Monday, Mar. 31, 1958
THE LONG SHADOW OF JOHN DEWEY
Thirty years of "life adjustment" by the followers of Progressive Educator John Dewey have left U.S. education over adjusted, ill-equipped to quicken intellectual life. This week, in "The Deeper Problem in Education," LIFE takes stock of the situation.
CONFIDENT of their own established values in ethics, law and culture, the old-fashioned teachers deliberately set out to pass down these values as part of a living tradition. They held that it was all one cultural heritage--everything from Boyle's Law to Cicero's First Oration against Catiline--and the more of it you learned, the wiser and more mentally alert you would be.
Dewey and his disciples revolted against this certitude, which had indeed grown more than a little ossified in its teaching methods. But history records no more egregious case of throwing out the baby with the bath water. "We agree," Dewey once said, "that we are uncertain as to where we are going and where we want to go, and why we are doing what we do." In a kind of country-club existentialism, Dewey and his boys genially contended that the traditional ends of education, like God, virtue and the idea of "culture," were all highly debatable and hence not worth debating. In their place: enter life adjustment.

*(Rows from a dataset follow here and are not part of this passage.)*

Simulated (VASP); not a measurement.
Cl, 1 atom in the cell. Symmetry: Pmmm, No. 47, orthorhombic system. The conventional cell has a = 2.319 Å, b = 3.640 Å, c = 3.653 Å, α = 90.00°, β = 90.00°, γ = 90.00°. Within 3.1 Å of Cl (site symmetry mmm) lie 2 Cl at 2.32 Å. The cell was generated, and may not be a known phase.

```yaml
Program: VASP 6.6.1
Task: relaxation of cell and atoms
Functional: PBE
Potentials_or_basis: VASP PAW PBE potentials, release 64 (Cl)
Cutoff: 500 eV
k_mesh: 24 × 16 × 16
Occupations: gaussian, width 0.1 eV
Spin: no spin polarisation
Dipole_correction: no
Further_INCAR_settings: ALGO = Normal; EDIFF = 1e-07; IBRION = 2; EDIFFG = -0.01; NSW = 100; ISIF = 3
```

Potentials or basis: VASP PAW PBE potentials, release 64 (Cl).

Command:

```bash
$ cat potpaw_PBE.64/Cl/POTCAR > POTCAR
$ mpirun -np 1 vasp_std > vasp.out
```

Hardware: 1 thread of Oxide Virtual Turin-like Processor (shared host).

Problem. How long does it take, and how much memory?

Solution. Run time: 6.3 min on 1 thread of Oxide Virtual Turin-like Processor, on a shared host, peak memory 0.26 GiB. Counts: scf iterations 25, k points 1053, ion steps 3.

The Deweyites thus transformed conditioning techniques into ends in themselves. Teachers' colleges assumed the dignity of lamaseries. Teachers were denied the chance of learning more about their subjects, in favor of compulsory education courses in how to teach them.
Within the schools, discipline gave way to increasingly dubious forms of group persuasion. "With teen-agers," one high school principal said proudly, "there is nothing more powerful than the approval or disapproval of the group. When the majority conforms, the others will go along."
It would not easily occur to the modern educationists that such blind fostering of group pressure is a travesty of free democracy. Such criticism honestly puzzles them, as do suggestions that they might concentrate more on dry "learning" subjects, like mathematics and languages, to the exclusion of teen-age problems, beauty care, fly casting.
The poor performance of their students has proved the educationists wrong. U.S. high school students are plain ignorant of things grammar school students would have known a generation ago. Years of barren discussion courses in English have made a whole generation chronically incoherent in the English language. Cut off from any but the most obvious contact with his tradition, e.g., an occasional project visit to the local courthouse, the student has lost his sense of history. Surely the history of the Crusades can give a young American a better grasp of the. problems implicit in the U.N. or NATO than dressing up as a Pakistani delegate in an imitation U.N. Assembly at school.
With Dewey's world so demonstrably in tatters, one might think the educationists would run up the white flag. Far from it. Entrenched in public school administrations, they defend with the adhesiveness of a band of brothers every article of their gobbledygook canons. In Holland, Mich, the Christian' High School, a respected institution of impeccable academic standards, has recently been denied accreditation by the North Central Association of Colleges and Secondary Schools because it refused to dilute its academic standards with shop and cooking courses. A sample of the canons by which such schools are judged: "Is the control and atmosphere of the individual's rooms and classes based upon teacher authority or group self-control and group-defined standards? To what extent are opportunities provided for children to develop moral and spiritual values through the process of direct experience in working with each other . . .?"
We cannot expect to cure such lopsided standards just by giving teachers the pay they deserve, building the schools we need, and ordering up more science courses. [But] a few important steps can be taken by state and local authorities. Most of our state teachers' colleges should be abolished as such and converted into liberal-arts colleges, with subordinate education departments. There must also be some drastic upgrading of curriculum requirements.
But most of all, we need to do some thinking about the true ends of education. The worthwhile innovations in method brought by Dewey's educationists should be kept. But their exclusive devotion to techniques and group adjustment should never again be allowed to hide the fact that American education exists first of all to educate the individual in a body of learning, with a tradition and purpose behind it.